Talking Pictures are currently showing Dixon of Dock Green, from the early surviving episodes in the 1950s. The quality of picture is sometimes a bit grainy, but watchable, and it has subtitles. I grew up with Dixon as a staple of Saturday nights, so it is really good to see it again.
Subtitles are great if your hearing is none too good, and Talking Pictures has more and more shows with subtitles, including those below.
Colonel March of Scotland Yard is a British television series consisting of a single season of 26 episodes first broadcast in the United States from December 1954 to Spring of 1955. The series premiered on British television on 24 September 1955 on the newly opened ITV London station for the weekends Associated Television. It is based on author John Dickson Carr's (aka Carter Dickson) fictional detective Colonel March from his book The Department of Queer Complaints (1940).
I've always enjoyed John Dickson Carr's detective fiction, so it is wonderful to see this series of half hour stories, which I'd never seen before. Some plots are better than others, but Boris Karloff, in a heroic mode for once as the exceptionally clever Colonel March of the Department of Queer Complaints (when that word just meant "odd") is always good in the role. And some plots are very good. Wiki notesL
The producer Hannah Weinstein had worked as a publicist, journalist and campaigner for radical causes
throughout the 1930s and 1940s. She left America in 1950 when the McCarthyite antiCommunist persecution was at its height. She bought the rights to the book and character. Weinstein was involved in every facet of production. She was also notable for her use of blacklisted writers.

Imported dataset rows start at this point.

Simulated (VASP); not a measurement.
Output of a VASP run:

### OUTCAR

Historian Dave Mann notes:
"Her chief writers on Colonel March, both blacklisted, were Walter Bernstein and Abraham
Polonsky who operated from New York, as Hollywood was too exposed to scrutiny. Together
with another blacklisted writer, Arnold Manoff, they allotted work on the basis of need and
availability. Furthermore, Karloff, a noted Hollywood liberal and founding member of and
negotiator for the Screen Actors Guild, was a lynchpin in the series' development."
Sherlock Holmes was a detective television series syndicated in the autumn of 1954, based on the Sherlock Holmes stories of Arthur Conan Doyle. The 39 half-hour mostly original stories were produced by Sheldon Reynolds and filmed in France by Guild Films, starring Ronald Howard (son of Leslie Howard) as Holmes and H. Marion Crawford as Watson. Archie Duncan appeared in many episodes as Inspector Lestrade (and in a few as other characters). Richard Larke, billed as Kenneth Richards, played Sgt. Wilkins in about fifteen episodes. The series' associate producer, Nicole Milinaire, was one of the first women to attain a senior production role in a television series.
Another new series to me - previously only shown in America, is this series of half hour Sherlock Holmes stories, mostly original but loosely based on some of Conan Doyle's Stories. Ronald Howard is a very engaging Holmes, and there's humour, as well as clever twists. Watson (played by the excellent H.M. Craword) for once is not a buffoon unlike the Nigel Bruce version, and the banter between them is wonderful! A bit of extra information, courtesy of Wikipedia.
Also showing are the Edgar Wallace Mysteries which I remember on TV because of the distinctive opening melody, and the slow turning of the bust of Edgar, shrouded in fog (or smoke?). One from Merton Park studies, these are brilliant hour long crime stories, often with a twist, in which actors who became very well known later appear. Wiki notes:
All these shows are black and white, and apart from Dixon, they were originally filmed, so the definition is very clear. The audio track on all is very good, and as I said above, they all have subtitles. It is also interesting to see two women producers, both of whom predated Verity Lambert at the BBC.